Things That Are Not Securities

Geoff Fite
7 min readMar 7, 2021

This post is about things that are not included in the SEC’s definition of Securities. I am not a lawyer and this is NOT an analysis of Current Art in Securities Law. The purpose of this article is to identify things that are definitely not securities according to the SEC, with a rudimentary understanding of the law in mind.

Trigger Warning: I express opinions that favor decentralization and demonopolization, and that may be seen as an existential threat to entire industries (and therefore individual livelihoods). If these ideas make you uncomfortable then I recognize your right to feel offended but will not curtail my opinions on your behalf.

Federal Laws in the USA are documented (i.e., codified) in The Code of the Laws of the United States of America. Opinions about how to interpret these laws (or, how to decode them) is provided by various governmental and quasi-governmental organizations. Commissions and Enforcement Agencies are part of this group and provide specific guidelines and make decisions that inform what is the current art in operating within the law.

The Securities and Exchange Commission (SEC) is responsible for working with the Federal Bureau of Investigations (FBI) to guide enforcement of laws¹, as well as ancillary rules and regulations, so that they can “protect investors; maintain fair, orderly, and efficient markets; and facilitate capital formation. The SEC strives to promote a market environment that is worthy of the public’s trust.”² The mission is a string of terms that need to be defined, and these definitions are what we would call gray areas. We’ll get to that later, but at some point to understand the law we’ll need definitions for “investors,” “markets,” “capital,” “formation” and “public trust” including the measurement thereof.

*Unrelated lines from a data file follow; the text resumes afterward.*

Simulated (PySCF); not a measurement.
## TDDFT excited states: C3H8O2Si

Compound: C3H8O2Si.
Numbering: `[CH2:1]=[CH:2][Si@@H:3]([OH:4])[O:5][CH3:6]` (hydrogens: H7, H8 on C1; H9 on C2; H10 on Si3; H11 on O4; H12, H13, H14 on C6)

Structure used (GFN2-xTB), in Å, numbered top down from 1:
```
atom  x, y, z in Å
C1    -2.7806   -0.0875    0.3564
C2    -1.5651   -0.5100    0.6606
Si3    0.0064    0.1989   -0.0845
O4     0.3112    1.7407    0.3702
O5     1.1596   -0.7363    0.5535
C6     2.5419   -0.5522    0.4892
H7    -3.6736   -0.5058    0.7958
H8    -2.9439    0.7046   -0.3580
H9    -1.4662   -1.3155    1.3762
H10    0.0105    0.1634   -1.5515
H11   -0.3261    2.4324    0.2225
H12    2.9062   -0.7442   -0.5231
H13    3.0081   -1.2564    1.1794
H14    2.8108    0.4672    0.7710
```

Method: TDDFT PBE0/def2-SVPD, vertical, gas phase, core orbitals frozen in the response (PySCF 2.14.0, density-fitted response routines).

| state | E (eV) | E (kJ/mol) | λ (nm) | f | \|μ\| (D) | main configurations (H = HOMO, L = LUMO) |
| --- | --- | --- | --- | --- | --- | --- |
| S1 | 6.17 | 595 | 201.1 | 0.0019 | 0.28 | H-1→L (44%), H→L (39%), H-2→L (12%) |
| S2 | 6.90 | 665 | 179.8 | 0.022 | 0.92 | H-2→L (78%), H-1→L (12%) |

We can therefore decode the law and act within the law as long as we do NOT:

  1. harm investors
  2. disrupt markets or make them inefficient
  3. make capital formation harder
  4. cause the public to distrust the market

Furthermore, there is a legal construct called the Howey Test that is a guideline to how the SEC might treat a contract between two or more counter-parties in classifying something as a security.

The Howey Test is an analysis of the Thing Being Sold, as well as How the Thing Is Sold. There is an in-depth article here on sec.gov, which in my opinion fails to understand the technological movement underfoot and is one reason for this article.

Baseball Cards are Not Securities

Baseball cards are the archetypical tradable limited supply item.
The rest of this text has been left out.